6.1 No employee or agent of the Corporation shall record any Prohibited Transfer, and the purported transferee of such a Prohibited Transfer (the “Purported Transferee”) shall not be recognized as a stockholder of the Corporation for any purpose whatsoever in respect of the Corporation Securities which are the subject of the Prohibited Transfer (the “Excess Securities”). Until the Excess Securities are acquired by another Person in a Transfer that is not a Prohibited Transfer, the Purported Transferee shall not be entitled with respect to such Excess Securities to any rights of stockholders of the Corporation, including, without limitation, the right to vote such Excess Securities and to receive dividends or distributions, whether liquidating or otherwise, in respect thereof, if any; provided, however, that the Transferor of such Excess Securities shall not be required to disgorge, and shall be permitted to retain for its own account, any proceeds of such Transfer, and shall have no further rights, responsibilities, obligations or liabilities with respect to such Excess Securities, if such Transfer was a Prohibited Transfer pursuant to Section 5.2(z). Once the Excess Securities have been acquired in a Transfer that is not a Prohibited Transfer, the Corporation Securities shall cease to be Excess Securities. For this purpose, any transfer of Excess Securities not in accordance with the provisions of this Section 6 shall also be a Prohibited Transfer.

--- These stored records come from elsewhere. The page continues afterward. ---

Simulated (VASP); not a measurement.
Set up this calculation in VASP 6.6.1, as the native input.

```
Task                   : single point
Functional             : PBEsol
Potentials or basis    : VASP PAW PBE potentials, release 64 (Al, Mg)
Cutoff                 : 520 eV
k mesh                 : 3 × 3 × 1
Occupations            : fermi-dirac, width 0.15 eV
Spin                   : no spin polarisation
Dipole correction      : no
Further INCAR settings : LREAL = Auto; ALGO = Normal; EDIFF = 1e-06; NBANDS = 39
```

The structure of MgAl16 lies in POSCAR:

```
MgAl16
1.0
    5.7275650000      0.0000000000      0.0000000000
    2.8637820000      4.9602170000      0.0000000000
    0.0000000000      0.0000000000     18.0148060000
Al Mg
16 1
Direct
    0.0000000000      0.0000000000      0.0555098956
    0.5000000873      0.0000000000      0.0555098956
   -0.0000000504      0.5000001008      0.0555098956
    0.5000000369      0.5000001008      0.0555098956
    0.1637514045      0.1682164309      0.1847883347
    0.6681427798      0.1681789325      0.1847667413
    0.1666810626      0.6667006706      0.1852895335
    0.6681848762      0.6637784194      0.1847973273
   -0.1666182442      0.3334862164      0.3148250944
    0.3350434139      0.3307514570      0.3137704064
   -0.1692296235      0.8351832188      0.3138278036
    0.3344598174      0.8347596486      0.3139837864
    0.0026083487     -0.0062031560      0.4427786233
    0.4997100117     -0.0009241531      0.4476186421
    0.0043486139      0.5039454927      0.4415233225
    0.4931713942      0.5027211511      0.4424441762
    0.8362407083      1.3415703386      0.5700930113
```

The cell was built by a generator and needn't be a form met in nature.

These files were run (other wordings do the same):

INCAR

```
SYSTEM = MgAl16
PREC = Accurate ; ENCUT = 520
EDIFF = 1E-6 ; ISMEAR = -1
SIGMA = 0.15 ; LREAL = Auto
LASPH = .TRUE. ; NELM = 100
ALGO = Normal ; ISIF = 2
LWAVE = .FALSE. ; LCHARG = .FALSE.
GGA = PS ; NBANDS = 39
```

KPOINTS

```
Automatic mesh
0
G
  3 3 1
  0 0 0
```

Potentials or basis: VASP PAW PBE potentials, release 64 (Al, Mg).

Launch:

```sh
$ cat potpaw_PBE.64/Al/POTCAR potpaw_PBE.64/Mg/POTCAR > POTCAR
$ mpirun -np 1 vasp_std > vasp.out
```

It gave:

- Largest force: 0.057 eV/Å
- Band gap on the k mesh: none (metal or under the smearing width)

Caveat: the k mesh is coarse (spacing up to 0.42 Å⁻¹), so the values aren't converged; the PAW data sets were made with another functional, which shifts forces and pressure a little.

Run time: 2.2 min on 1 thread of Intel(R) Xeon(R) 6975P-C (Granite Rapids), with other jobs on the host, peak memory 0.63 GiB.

6.2 If the Board of Directors determines that a Transfer of Corporation Securities constitutes a Prohibited Transfer then, upon written demand by the Corporation, the Purported Transferee shall transfer or cause to be transferred any certificate or other evidence of ownership of the Excess Securities within the Purported Transferee’s possession or control, together with any dividends or other distributions that were received by the Purported Transferee from the Corporation with respect to the Excess Securities (“Prohibited Distributions”), to an agent designated by the Board of Directors (the “Agent”). The Agent shall thereupon sell to a buyer or buyers, which may include the Corporation, the Excess Securities transferred to it in one or more arm’s-length transactions (over the New York Stock Exchange or other national securities exchange on which the Corporation Securities may be traded, if possible, or otherwise privately); provided, however, that the Agent shall effect such sale or sales in an orderly fashion and shall not be required to effect any such sale within any specific time frame if, in the Agent’s discretion, such sale or sales would disrupt the market for the Corporation Securities or otherwise would adversely affect the value of the Corporation Securities. If the Purported Transferee has resold the Excess Securities before receiving the Corporation’s demand to surrender Excess Securities to the Agent, the Purported Transferee shall be deemed to have sold the Excess Securities for the Agent, and shall be required to transfer to the Agent any Prohibited Distributions and proceeds of such sale, except to the extent that the Corporation grants written permission to the Purported Transferee to retain a portion of such sales proceeds not exceeding the amount that the Purported Transferee would have received from the Agent pursuant to Section 6.3 if the Agent rather than the Purported Transferee had resold the Excess Securities.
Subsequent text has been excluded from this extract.